We're currently experiencing a mini heatwave here in the glorious kingdom of Britisher land. Last night, our dog Charlie was merrily making a nuisance of himself by winding up all the other dogs in their respective gardens. As I went to do my eco-friendly bit by putting an empty plastic bottle of water in our recycle bin, Charlie came running down to our side gate doing his nut and making his now famous impression of a Rottweiler, which is hysterical as he is actually two-foot nothing in stature.

Where I live is nice, but I suppose in this day and age, it's irrelevant where you live because crime doesn't care about its surroundings.
A little while ago, I posted about how we had a police siege on my road. The guy at the end of the street is a bit strange; his wife, I believe, is bedridden. I've never seen her, and we've lived here for over thirty years now. From what I've heard via gossip, the husband, who is nearly 80, loses it with his wife, sometimes violently. He also collects antique guns, so the rozzers love it because they can turn up with their Glock side arm and Heckler & Koch MP5 and stride along our Cul-de-sac like they're surrounding the Nakatomi Plaza. Oh, and just to sprinkle some seasoning into the mix, the son, who lives with them, according to the gossip, sells drugs, although I don't see that many people coming to the house, so I'm not sure.
Anyway, where was I? Oh, yeah. So I'm putting the empty bottle in the bin, and Charlie comes to the side gate barking. I hear voices on the other side of the fence. I go into my front room to look out the window and see two ambulance crews walking a guy I've never seen before down the road, and he is covered in blood! The next thing I know, two plain clothes BMWs turn up and pop out these two.

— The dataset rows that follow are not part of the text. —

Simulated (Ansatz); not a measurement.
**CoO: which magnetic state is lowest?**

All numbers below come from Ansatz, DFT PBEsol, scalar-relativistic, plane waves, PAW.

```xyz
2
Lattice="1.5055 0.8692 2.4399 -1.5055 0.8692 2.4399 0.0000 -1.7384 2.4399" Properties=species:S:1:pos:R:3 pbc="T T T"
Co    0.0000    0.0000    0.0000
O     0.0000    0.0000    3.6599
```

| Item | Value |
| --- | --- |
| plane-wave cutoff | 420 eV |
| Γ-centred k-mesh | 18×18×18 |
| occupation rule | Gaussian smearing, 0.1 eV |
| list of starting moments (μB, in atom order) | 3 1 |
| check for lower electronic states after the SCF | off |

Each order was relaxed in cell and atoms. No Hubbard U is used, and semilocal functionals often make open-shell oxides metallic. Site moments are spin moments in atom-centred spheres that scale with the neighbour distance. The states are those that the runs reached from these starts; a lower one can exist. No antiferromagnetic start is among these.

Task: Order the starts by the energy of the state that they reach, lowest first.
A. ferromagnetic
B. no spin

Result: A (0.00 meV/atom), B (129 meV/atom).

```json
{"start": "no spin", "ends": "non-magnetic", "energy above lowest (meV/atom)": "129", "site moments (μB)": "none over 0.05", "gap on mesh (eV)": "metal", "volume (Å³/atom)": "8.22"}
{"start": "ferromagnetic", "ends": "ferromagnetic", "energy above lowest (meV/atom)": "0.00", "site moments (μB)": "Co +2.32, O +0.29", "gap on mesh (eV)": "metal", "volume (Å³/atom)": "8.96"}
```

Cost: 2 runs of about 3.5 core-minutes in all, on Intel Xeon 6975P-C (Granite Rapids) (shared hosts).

The dude in the foreground did make me laugh. He was an overweight little gunslinger wannabe as he waddled up the road with his hand on the butt of his pistol.

Eventually, we must have had twenty cops; it was like a free-for-all with sirens and blue lights flashing from the four corners of the county. Down the road were an ambulance, a paramedic estate car, riot vans, and assorted squad cars. Then came the helicopters!

There was a police one; however, the one here is an Air Ambulance. That had to land two streets away, and what a waste because no other wounded appeared. I watched for about another half an hour and got bored, to be honest. I did have a quick look outside my front door, and there was some ambulance staff outside the house I guessed where the trouble was. This morning, while walking Charlie past the now quiet crime scene, I couldn't see any blood or damaged front door, so all in all, yet another incident was blown out of proportion if you ask me.
I did, by the way, resist shouting out of the bedroom window:
(In a French accent) "You'll never take me alive, copper!"